That thing about not-quite-network not-quite-externalities
What was the impetus for me to write this paper in the first place? Simple: as an industrial engineer I had a background in graph theory and an interest in technology adoption processes. When I started reading the key economics literature of the day, I quickly realized that what was then called “network externalities” had nothing to do with networks at all. In particular, Michael Katz and Carl Shapiro, the inventors of the term, stated expressly that the benefit for each adopter stems from the number of other users who are in the same “network” as is he or she. So in other words the “network” they described was simply a metaphorical one and their “network effect” is really just a group-size effect: Everything else being equal, you will jump on the bigger bandwagon.
Others had written about similar demand-side economies of scale before Katz & Shapiro. In particular, Thomas Schelling introduced “critical mass” in his 1978 book Micromotives and Macrobehavior, which is still used to model adoption processes. In the same book Schelling adapted the model to spatial relationships or “neighborhood effects”. Schelling wanted to show how even weak preferences can create segregated neighborhoods through a self-reinforcing decision cascade. To model his “neighborhood”, Schelling used a chessboard grid. My debt to his work should be obvious from the title of the paper.

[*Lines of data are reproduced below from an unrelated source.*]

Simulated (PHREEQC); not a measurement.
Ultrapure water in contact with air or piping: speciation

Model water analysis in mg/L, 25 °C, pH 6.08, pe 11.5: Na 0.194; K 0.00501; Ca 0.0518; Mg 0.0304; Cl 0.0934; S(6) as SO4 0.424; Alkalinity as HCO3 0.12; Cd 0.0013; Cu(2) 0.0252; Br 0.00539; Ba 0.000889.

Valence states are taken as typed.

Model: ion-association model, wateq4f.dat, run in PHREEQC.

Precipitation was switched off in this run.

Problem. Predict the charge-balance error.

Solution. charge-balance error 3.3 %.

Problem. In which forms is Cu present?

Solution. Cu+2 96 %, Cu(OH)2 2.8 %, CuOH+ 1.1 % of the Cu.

From street grids to the lakeside: neighborhoods and networks
Grids, lines and circles (the bucolic “homes situated around a lake”) were and still are the typical networks used to model neighborhoods. I wanted to take this a bit further and allow any kind of network relationship within the population, modeled as a matrix of weights (or strength of influence) between any two participants. If that weight is positive, the neighbors prefer to pick the same option. If it’s negative, they prefer to avoid each other. If it’s zero, they don’t care. Add to this a preference between the two options I gave them to choose from (called “+” and “–”), and the simple preference model is ready. Add to your own preference the weights of those who agree with you and deduct the weights of those who disagree, and you have the utilities for both your options.
This model captures a number of well-known coordination games like “matching pennies” or “battle of the sexes” (I intentionally left out “pesky little brother”), but also more subtle situations like “tragedy of the commons”
Economics = mathematically modeling the quandaries of humanity
The stochastic equilibrium process, modeled as a potential game based on a neural network called Boltzmann machine, offered some novelties in itself like the game graph and the “1/2” coefficient to distinguish private from social returns. But the persistent question was always whether there was any additional insight to be gained from adding this modeling complexity above the “not-quite network” network effects model.
The answer came via a paper by George Akerlof, who had posed a question in the realm of social interaction: How is it possible that humans end up in the “wrong circles”? This “adoption against type” was not possible in the standard network effects model. (This is not exact, but too tricky to explain here.) You either got a pooling equilibrium: everyone adopts the same technology, or a separating equilibrium: adopters split by type. My focus on possible outcomes was under which condition an overlapping equilibrium became possible: in equilibrium adopter groups overlap in the sense that a participants gets stuck in the group opposing their private preference, based on (positive) peer pressure.
Network effects and neighborhood effects, ten-plus years after
Initially an afterthought, one result is in my opinion still relevant in the current discussion about technology adoption processes. In a situation with positive network effects, do we have to expect the eventual dominance of a single technology? Under the conditions in my model, the answer is a clear “No”. Humans almost never care for the choices of the whole network, so they don’t just join the bigger group. They care for and pay attention to the choices of those they interact with. And as long as preferences and influences align and are separable (the paper gives a technical expression for this), the adoption process can easily split into quasi-separate networks.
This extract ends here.